Whitbread plc (LON:WTB) enjoyed a resilient performance across the spring period, boosted by its Premier Inn chains.
The group, which also own Costa Coffee, saw its Premier Inn sales grow by more than double across the period, as it benefited from a “resilient hotel market”.
Premier Inn’s like-for-sales rose 4.7pc in the 13 weeks to June 1, compared to 2.1pc like-for-like growth in the same period last year, driven in part by the addition of 9,000 rooms.
Nevertheless, the company did note a slowdown in demand in cities such as London and Manchester, as tourism began to slow in light of recent terrorist attacks. They did however, note that some recovery had already been witnessed with regards to bookings.
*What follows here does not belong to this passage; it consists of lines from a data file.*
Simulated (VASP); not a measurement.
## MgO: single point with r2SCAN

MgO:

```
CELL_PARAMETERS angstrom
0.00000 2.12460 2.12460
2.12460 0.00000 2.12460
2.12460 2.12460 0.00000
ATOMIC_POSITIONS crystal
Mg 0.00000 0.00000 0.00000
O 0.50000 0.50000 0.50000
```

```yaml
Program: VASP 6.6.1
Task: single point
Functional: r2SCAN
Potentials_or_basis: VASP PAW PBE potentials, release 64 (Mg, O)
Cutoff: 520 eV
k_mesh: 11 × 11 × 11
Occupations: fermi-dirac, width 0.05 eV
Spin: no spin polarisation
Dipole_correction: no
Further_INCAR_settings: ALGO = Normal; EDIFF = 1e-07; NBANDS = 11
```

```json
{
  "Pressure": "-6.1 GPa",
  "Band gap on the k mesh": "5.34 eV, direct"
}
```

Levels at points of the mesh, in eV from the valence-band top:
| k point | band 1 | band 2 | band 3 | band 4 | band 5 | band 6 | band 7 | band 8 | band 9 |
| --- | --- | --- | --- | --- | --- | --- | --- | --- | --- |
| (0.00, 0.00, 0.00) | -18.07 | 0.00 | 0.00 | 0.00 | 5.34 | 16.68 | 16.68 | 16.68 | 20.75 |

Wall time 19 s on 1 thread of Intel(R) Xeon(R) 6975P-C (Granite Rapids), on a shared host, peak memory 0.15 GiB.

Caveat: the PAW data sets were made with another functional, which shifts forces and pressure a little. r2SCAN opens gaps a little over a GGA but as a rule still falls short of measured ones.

Conversely, its Costa brand continued to face difficulties amid falling consumer economic confidence.
Overall, its like-for-like sales rising 1.1 percent compared to 2.6 percent recorded growth last year. In addition total sales were up 8.7 percent.
In spite of subdued growth from the high-street coffee chain, the figures proved in line with analysts expectations.
“We have had a good start to the year, with first quarter sales growth of 7.6pc, in line with our expectations,” said chief executive Alison Brittain.
“Premier Inn continued to win overall market share with strong sales growth of 9.2pc as we benefited from a resilient hotel market and the contribution from the 9,000 rooms we opened over the last two years, which are maturing well.”
Investors welcomed the results for Whitbread, which ultimately marked an encouraging start to the year.
“Whitbread’s Premier Inn bounce is impressive but the continued slowdown at Costa, at least in terms of like-for-like sales, may be a worry to some,” said Mark Brumby, analyst at Langton Capital.
“[Costa] will not be performing strongly in the current hot weather [in the UK] and retail footfall is on the slide.”
As a result, shares in Whitbread jumped 3.82 percent during Wednesday trading, as of 12.10PM (GMT).